Gaynor plays as Gaynor generally played. I kind of get why audiences tired of her. She’s a Yankee with southern antecedents who wants to grow tobacco on gone-to-ruin grounds owned by a family living on past we flashback to, balls attended by Thomas Jefferson, Stonewall Jackson, and Robert E. Lee (all at once!). Lionel Barrymore as former combatant for the Confederacy hallucinates to spooky effect that Gaynor is a lost Ante-Bellum love. She, along with Robert Young represents attitude changing and by a finish, winning. Once-granduer falling down around them signals a family spent and better served by youth that might at least salvage something. Shooting was at what looks like real crumbled South setting (was it?), a boost to conviction. Ceilings seem thirty feet high and most look real rather than glass shots. Director King emphasizes ceilings. Had dwellers built them high so sweltering heat would rise above people having to breathe it? I’ll guess King scoped out an ideal location near his own ancestral home (Virginia) and maybe flew cast/crew in his private plane to do the job. How many ante-B Southern mansions are left? There’s still one in my family. I could shoot a remake of Carolina there. A happy ending finds folk prospering at tobacco growth and making industry of it, which my great-grandfather did in real life. Someday I must write about him and the movie I’m convinced was based on his story, Bright Leaf. Carolina came up in ante-bellum days of Greenbriar (February 23, 2006), our Allen Theatre having brought it back in 1941 to compete with the Liberty’s big vaudeville show up the street. Maybe the Allen’s old nitrate print was what the Eastman House ended up with.

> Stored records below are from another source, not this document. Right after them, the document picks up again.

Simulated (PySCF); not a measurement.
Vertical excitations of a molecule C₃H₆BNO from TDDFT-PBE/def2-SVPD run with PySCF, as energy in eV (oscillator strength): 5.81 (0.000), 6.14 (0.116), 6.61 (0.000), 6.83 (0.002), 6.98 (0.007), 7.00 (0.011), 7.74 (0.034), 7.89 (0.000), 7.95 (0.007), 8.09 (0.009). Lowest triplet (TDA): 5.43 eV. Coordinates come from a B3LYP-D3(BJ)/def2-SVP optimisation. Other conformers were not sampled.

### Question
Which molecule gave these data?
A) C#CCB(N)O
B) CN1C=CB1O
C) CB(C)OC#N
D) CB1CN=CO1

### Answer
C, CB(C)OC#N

THE COUNTRY DOCTOR (1936) --- More Fox fan feeding, this two years after Carolina with Zanuck in charge and all eyes trained on ultimate freak act that was five babes born to a Canadian couple who, with delivering doctor, made quints pay and pay till mere mention of Dionnes on marquees was enough to fill auditoria. The Country Doctor was Henry King again at helm, rising above simple exploitation this project was. We can see it too, if not streaming then via DVD as still sold by “Fox Cinema Archive,” an on-demand service that surprisingly continues to service ones who care. It’s a variable lot quality-wise, but The Country Doctor looks OK, being very definition of obscure, but there’s no ignoring sensation those five girls were from infancy on. There have been books since, dark accounts of greed and such, to read in event you seek to be bummed out. Two of the Quints remain, ninety now (born 5/34). Plenty of them and sisters are in The Country Doctor, ergo admissions paid to see an otherwise programmer. It would be Fox’s biggest profit picture of 1936, next to whatever Shirley Temple was up to. Jean Hersholt is the title character. William K. Everson said Will Rogers would have had the part had he been alive. Director King makes this a good picture even without the kids. Once they arrive (a six reel wait), it’s quint-essential we focus on them for remainder of running time. Marbro and Uptown patrons would surely have insisted on that. These Dionnes were rock stars of their day, like five Taylor Swifts lined up. Note bonus short with The Country Doctor --- simply “Will Rogers” as in further words superfluous. Grieving still was going on, his features to be reissued, funds set up in his name. The Dionnes would be back as well on same terms, a short and two features, all for Fox. Here was one company that knew how to bleed rocks.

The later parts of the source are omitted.